Brilliant and totally captivating, I could feel myself on that train :-) I was disappointed when it ended.

David T said...

I'm a Nationalist Middle Class and have had many opportunities to go and work in London but I turn them down every single time. Each time I visit I feel I'm going into some weird expensive multicultural place where I'm not felt very welcome or at home. After graduating I went for interviews with investment banks but didn't get a job, I was not interviewed by any white Briton and those places were full of ethnic minorities of all nationalities. What do they care for our economy, our pensions, our investments, our stock market? Only what they can get out of them, to hell with us indigenous Brits who pay into such things.
On a side note, I once travelled from Paddington(?) to Reading and one of the train stations starting with S (I forgot, sorry) also had the name on the platform sign written in something arabic. I concluded this must be an enriched area. What a disgrace to England that is.

Unknown said...

Good poem. I also like the Lion and the Ambush.

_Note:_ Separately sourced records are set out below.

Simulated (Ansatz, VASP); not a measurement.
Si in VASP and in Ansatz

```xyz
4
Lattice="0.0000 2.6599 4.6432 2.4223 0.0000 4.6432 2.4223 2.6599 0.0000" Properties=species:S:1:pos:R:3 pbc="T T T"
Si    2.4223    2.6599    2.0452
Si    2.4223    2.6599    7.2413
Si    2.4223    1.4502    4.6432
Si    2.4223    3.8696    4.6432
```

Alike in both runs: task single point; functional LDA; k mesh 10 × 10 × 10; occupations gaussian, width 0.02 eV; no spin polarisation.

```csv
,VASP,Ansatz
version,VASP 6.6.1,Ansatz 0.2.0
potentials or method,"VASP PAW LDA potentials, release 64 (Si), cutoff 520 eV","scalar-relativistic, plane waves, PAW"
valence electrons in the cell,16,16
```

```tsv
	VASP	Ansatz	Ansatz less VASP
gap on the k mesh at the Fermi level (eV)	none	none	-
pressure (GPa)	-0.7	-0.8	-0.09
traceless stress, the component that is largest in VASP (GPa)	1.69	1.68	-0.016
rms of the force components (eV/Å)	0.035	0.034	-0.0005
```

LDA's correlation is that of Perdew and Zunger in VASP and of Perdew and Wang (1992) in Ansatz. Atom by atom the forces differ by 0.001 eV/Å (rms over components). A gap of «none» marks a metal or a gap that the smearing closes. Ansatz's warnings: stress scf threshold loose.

I think the BNP should make more use of the alternative media to get the message across.

UKIPS Farrage and Marta Andreason have been interviewed on www.redicecreatons.com Could be a good idea to get Nick or another BNP spokesperson on the show. The interviewer Henrik seems like a clever chap and you would be guaranteed an unbiased platform.

You should also check out Henriks interview with Anthony Peake, I think you would like that, giving your interest in gnosticism.